Multichannel Retailers Struggle To Create A Seamless Brand Experience

November 16, 2012

This article is included in these additional categories:

Digital | Mobile Phone | Retail & E-Commerce | Social Media

The “seamless brand experience” across channels is an ideal among multichannel retailers, but one that is hard won, according to [download page] RSR Research in a November 2012 report. Asked to name their top 3 operational challenges, 59% of retailers surveyed pointed to coordination with other channels to create a seamless brand experience. Next most-common (52%) was optimizing inventory deployment across all channels, while understanding and accommodating how different consumer segments engage was third (49%). 

Interestingly, the most successful multichannel retailers suffer the most pain in this area, reveals “The Multi-Channel Retailer’s Reality in a Post-Amazon World.” 71% of “Double-digit Winners,” whose annual year-over-year growth is 10% or higher, identified channel coordination as their leading challenge. By comparison, only 47% of laggards (growth under 3%) cited the same challenge. As the researchers posit, “this dramatically underlines how much Winners understand their multiple channels can be leveraged as a real and differentiating strength from online-only powerhouses – providing they can one day execute.”
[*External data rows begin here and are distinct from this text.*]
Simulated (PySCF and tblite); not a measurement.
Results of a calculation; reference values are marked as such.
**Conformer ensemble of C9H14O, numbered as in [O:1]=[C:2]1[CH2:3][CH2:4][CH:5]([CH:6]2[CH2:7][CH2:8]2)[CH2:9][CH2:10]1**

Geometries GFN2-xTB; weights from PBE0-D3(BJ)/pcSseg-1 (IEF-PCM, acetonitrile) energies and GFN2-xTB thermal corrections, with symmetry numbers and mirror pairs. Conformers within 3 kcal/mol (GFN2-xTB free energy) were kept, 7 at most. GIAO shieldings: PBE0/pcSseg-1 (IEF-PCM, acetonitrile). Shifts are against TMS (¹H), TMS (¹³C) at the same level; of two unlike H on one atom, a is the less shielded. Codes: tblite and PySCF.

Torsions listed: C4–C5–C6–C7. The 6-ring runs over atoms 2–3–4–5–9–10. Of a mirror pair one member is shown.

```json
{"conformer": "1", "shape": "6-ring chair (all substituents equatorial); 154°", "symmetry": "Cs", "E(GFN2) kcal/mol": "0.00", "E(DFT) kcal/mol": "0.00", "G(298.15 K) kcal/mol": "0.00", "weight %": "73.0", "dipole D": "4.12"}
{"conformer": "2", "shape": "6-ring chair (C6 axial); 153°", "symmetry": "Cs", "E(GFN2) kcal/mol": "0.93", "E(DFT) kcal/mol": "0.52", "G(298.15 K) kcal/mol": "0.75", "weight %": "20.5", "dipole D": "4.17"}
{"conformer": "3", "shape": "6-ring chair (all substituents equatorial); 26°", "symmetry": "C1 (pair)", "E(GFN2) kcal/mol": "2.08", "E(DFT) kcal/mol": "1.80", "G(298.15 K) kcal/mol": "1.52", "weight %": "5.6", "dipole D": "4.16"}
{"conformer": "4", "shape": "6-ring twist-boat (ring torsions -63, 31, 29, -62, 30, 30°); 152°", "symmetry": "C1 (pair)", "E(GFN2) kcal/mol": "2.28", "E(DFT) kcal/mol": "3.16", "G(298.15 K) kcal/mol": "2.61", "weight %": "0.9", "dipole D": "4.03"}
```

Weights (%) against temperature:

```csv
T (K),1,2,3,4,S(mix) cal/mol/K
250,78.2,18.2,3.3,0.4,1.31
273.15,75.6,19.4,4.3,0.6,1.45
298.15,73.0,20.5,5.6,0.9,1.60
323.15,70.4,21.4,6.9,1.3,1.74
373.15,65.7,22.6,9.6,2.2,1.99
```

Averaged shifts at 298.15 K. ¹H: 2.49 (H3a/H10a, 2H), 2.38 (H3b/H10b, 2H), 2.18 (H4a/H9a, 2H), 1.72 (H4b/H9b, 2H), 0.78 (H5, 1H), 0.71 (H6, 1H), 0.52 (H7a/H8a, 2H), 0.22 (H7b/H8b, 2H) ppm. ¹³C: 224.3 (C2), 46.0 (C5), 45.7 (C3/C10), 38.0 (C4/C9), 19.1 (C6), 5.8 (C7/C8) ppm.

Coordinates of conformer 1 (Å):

The data suggests that laggards’ priorities are far out of step with those of Double-digit Winners, and possibly misguided. 40% of laggards cite coordinating e-commerce prices and promotions across channels as a challenge, versus 29% of Winners. This suggests that Winners have more successfully integrated e-commerce operations across the enterprise while laggards keep e-commerce siloed.

Laggards should be wary of underestimating the opportunity in e-commerce, and consumers’ demand for it. US online retail spending reached $41.9 billion during Q3 2012, a 15% increase over Q3 2011, found comScore. That marks the 12th consecutive quarter of positive year-over-year growth and 8th consecutive quarter of double-digit growth rates.

Budgets, Human Resources Key Inhibitors

Laggards lack the budgets for e-commerce that Double-digit Winners have, finds RSR. 54% of laggards cited budgeting challenges as a top 3 organizational challenge, compared to just 14% of Double-digit Winners. The smallest retailers are more challenged than larger retailers, with 60% versus 14% citing overall budgetary constraints to e-commerce.

Other top-3 organizational challenges relate to technology and ROI: 53% of all respondents feel that their existing technology infrastructures prevent them from moving forward in e-commerce, and 48% cite difficulty in quantifying return on investment (ROI). 27% report that brick-and-mortar stores are a higher investment priority.

Leadership, Technology Key Enablers

How to overcome these organizational inhibitors? The need appears to be one dedicated leader to spearhead e-commerce, using a strong technology platform. Asked to indicate the top-3 ways to overcome their organizational inhibitors, 57% named investment in a streamlined technology platform or infrastructure. 51% also named an executive tasked with managing and improving the overall customer experience.

Tied for a distant third place (each cited by 36%) are more coordination with marketing, and more coordination with stores.

Large retailers put more of a priority on an improved infrastructure than do small retailers (67% vs. 47%). Similarly, small retailers place a higher priority upon solutions that don’t burden their information technology (IT) departments (32% vs. 12% among larger retailers).

Other Findings:

  • 50% of Double-digit Winners operate more than 4 brands or sites online today, but no retailers with more than $1 Billion in annual revenue are using more than 4 sites or brands.
  • About 7 in 10 Double-digit Winners operate mobile websites, and 57% sell on social sites like Facebook. These are higher figures in both instances than the laggards.
  • Laggards overwhelmingly cite uncertain consumer demand as their top business challenge at 73%, versus 32% for retailers overall.
  • Just 40% of laggards named keeping up with evolving consumer shopping patterns (social networks, mobile, etc.) as a business challenge, while it was the leading challenge named by all respondents (56%).

About The Data: RSR conducted an online survey from August – October 2012 and received answers from 97 qualified retail respondents across an array of products sold, and at all scales of revenue.